I love to curse. I LOVE it. It is such a favorite way to color my statements, make them funnier, shockier, edgier. I remember when I first let out a tirade of expletives – I was in the eighth grade. My cat escaped, and I found her up a tree, and she refused to come down. “GET YOUR ASS DOWN HERE YOU SHIT!” I yelled.
And then silence. I stood in shock.
ooooh.
Oh that felt so good. So I continued. She sat, as cats do, judging my insignificance as I blasted out to the night sky.
“You bleeping little bleep bleeeep bleeeeep beep bleep ba beep beep!”
It wasn’t even making sense anymore…I just wanted to get all of them out. All the words I was not allowed to use because they were “adult” words. They felt SO good coming off the tongue. I now could harness them…their power…I could step into a whole new genre of verbal impact!

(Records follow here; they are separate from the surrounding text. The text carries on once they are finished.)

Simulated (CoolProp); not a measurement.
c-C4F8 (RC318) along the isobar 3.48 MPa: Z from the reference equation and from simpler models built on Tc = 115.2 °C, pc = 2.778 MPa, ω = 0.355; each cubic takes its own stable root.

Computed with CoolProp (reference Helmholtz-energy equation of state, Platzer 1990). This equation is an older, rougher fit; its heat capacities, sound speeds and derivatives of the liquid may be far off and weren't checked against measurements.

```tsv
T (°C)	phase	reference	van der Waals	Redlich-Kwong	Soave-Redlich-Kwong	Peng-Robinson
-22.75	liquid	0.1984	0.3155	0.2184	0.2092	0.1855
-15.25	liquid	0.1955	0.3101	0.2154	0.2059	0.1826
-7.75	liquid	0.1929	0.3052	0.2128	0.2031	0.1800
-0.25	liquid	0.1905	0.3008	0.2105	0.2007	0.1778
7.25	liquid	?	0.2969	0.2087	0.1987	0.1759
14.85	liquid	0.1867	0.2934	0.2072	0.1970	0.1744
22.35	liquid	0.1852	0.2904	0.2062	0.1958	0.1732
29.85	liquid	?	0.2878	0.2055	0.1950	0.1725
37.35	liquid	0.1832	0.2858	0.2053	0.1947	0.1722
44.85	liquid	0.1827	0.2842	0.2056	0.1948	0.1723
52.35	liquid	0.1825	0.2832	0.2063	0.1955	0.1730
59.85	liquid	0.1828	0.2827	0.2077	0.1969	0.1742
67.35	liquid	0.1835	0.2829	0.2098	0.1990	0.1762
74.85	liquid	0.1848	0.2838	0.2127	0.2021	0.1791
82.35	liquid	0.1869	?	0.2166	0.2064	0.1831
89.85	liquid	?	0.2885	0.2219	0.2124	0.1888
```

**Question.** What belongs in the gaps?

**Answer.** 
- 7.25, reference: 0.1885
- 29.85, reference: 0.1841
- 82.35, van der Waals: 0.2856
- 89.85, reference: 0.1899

Then I learned where and when they could be placed. Don’t use them at most workplaces or you look uneducated, but throw them around with the boss if you are both frustrated at someone else. Do use them when you bartend as it gives you power over drunk men. Don’t use them with your Mom and Dad except for damn and hell to start… work shit in later. DO use them with your friends – and at some point the F bomb will be the most important and multidimensional word you will ever use, and you will cherish it and its diversity.
So this brings me to the fact that I am a very accomplished “potty mouth”, and I now have a three month old son. I’m not at the point of editing my language yet…but it will come…and when it does I’m wondering what we should edit – when – and how we can explain “dirty words” to the munch so he understands proper placement, and doesn’t come out as a trashy individual. I suppose the F bomb (my faaaaavorite) must go, at least for a good decade or so. Or is it possible to still use language that is “adult” with adults (as my parents often did…f bomb not included for their generation) and explain to the child they cannot use those words until they are older? Really, “screw you/darnit/shiz” don’t sound any better being parroted now do they? And I don’t want this poor kid getting into his first fight and yelling “You stupid butt!” at the other kid. (ewww first fight…that is a whole other blog)
Thoughts? Advice? Just say F#ck it all and don’t censor?
personally, i think every child’s first sentence should be “YOU’RE A STUPID FUR-BALL COUGHING FELINE” and that fur-ball coughing feline should be considered curse words. it’d be a nice transition.
I’m not a parent, but I’m an elementary school music teacher with 433 students. A kindergartener (5) walked up to me and said, “Tommy said the S word!” And I was like, “really? Did he use it to hurt someone’s feelings?” And she said, “uhh… no?” So I asked, “What exactly did he say?” And she said, “He said, ‘I hate these stupid shoe laces.'” I was just like, “Ruby, go back to your seat.”
So at lunch I was telling the art teacher this story and she was like, “You should have said, ‘Ruby STUPID is not the S word. The s word is SHIT, and don’t be such a tattle tale. I don’t need to hear about all the stupid shit other kids do.'”
Good luck. My 4 year old son’s favorite song is A7X Nightmare, the EXPLICIT version. You will be both mortified and proud when he drops his first F bomb.
Dude. We were potty mouths in college, and one of my friends had a young daughter who knew all of the adult words because we’d get drunk and not edit our language. The one time she used it, her mother turned calmly to her and said, “Honey, those are words that only adults use, and when you turn eighteen, you, too, can use these words. But until then, you are still a child and will not use those words.” Her daughter (who was awesome and sweet and smart and just an all-around good kid at three) never used them again. She’s now eighteen and still just an awesome kid.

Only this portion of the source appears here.